This week, police found 15 decapitated bodies in the resort town of Acapulco.
Mexico’s Roman Catholic church has taken a new target. Late last week church spokespeople called on Mexicans to stop following a cult that promotes the worship of death, which they call Saint Death. Mexico City Archdiocese spokesman Hugo Valdemar said the cult was “against Christianity and a chosen cult by organised crime.” His remarks came after a Santa Muerte bishop, David Romeo Guillen, was detained and charged with being the money man for a gang that specialised in kidnapping in Mexico City.
According to newspaper reports, Guillen admitted to being part of the kidnapping ring and offered police to collaborate with them and provide information on other kidnapping rings. Mexico has approximately 8,000 kidnappings a year, according to security consulting firm Multisistemas de Seguridad Industrial.
The Santa Muerte is a macabre sight that adorns altars across the country, complete with offerings. It is known to be followed by drug traffickers and criminals. The church has about 2m followers in Mexico, and an undetermined number of faithful in the United States, where immigrants have built about 15 churches dedicated to the cult.
The figure worshipped by its followers is a skeleton with a hooded robe. The colour of the robe may vary.
The first time Mexicans learnt about the figure was in 1998, when Daniel Arizmendi López, a well known kidnapper who was known as the “mochaorejas”, or the ear chopper, and police discovered an entire shrine to the Santa Muerte, where he prayed daily for protection.
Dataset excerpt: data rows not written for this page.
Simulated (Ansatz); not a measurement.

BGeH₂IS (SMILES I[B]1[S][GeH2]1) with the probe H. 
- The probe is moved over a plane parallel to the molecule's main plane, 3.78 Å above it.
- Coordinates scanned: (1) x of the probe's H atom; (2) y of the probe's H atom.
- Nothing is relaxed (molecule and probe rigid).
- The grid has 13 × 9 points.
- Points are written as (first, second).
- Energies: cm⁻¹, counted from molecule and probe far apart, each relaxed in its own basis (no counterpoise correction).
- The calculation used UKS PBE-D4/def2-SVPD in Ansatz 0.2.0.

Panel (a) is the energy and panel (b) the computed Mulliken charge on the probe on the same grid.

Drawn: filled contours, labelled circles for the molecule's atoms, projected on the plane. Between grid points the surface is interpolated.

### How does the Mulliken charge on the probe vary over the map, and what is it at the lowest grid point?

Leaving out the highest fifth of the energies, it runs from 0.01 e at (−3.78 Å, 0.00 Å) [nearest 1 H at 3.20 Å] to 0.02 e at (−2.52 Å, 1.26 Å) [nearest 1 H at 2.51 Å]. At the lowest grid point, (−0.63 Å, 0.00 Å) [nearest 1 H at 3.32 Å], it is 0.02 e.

There are people who think the cult goes back to the conquest, but some analysts say, the number of followers is mainly among people in prison, the young and drug traffickers.
Nevertheless, a group of followers has also conducted public demonstrations to protest the detention of Bishop Guillen. One follower, who said she had been a devout of the church for 25 years said the authorities should provide more evidence as to whether Guillen was really guilty.